Why did this golden couple, who were referred to as a "happy Romeo and Juliet" and "a truly and deeply felt love" call it quits?

She needed to grow up

When Gwyneth Paltrow and Brad Pitt first got together in 1994, she was 22 to his 29. She explained to Howard Stern via (Us Weekly) in 2015, "I was such a kid, I was 22 when we met. It's taken me until 40 to get my head out of my a**. You can't make that decision [to get married] when you're 22 years old … I wasn't ready, and he was too good for me. I didn't know what I was doing."
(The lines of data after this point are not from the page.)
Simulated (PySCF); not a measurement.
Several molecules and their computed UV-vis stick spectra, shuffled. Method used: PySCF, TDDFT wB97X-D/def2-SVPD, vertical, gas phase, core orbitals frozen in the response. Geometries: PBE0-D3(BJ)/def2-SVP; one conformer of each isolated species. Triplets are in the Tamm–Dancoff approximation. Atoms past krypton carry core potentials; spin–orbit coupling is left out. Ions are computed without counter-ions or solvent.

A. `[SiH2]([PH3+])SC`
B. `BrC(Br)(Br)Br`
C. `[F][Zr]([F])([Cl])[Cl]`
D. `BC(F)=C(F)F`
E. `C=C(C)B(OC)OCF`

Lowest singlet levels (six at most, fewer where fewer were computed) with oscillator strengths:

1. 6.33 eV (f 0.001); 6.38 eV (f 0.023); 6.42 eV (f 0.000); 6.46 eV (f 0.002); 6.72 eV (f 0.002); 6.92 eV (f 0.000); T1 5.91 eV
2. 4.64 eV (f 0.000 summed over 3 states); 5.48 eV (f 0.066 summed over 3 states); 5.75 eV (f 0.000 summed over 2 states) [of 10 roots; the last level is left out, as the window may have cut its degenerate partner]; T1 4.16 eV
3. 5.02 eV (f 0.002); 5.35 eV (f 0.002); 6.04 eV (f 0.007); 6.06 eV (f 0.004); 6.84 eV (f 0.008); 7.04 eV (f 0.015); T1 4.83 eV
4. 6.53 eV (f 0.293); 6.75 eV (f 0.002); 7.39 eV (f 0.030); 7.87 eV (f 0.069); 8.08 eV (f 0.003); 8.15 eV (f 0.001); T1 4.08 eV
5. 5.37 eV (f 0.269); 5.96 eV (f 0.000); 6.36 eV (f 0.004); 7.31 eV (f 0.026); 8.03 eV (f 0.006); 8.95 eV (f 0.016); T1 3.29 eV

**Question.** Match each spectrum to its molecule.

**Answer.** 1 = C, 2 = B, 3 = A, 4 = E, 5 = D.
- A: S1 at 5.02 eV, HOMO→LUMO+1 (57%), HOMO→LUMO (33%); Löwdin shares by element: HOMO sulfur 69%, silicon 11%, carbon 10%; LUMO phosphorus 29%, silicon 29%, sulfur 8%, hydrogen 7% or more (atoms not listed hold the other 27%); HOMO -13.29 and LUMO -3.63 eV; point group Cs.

Paltrow hinted that she was at fault for the split in a 2003 interview with Diane Sawyer for ABC News. "I'm so lucky that I spent time with Brad, somebody who was such a good person! Especially when I was, like, such a mess," she said. "My kind of internal stuff really tripped up that whole relationship, and I felt really responsible, and also like I was the architect of my own misery … I just made a big mess out of it … I was very upset for a long, long time [after the breakup]."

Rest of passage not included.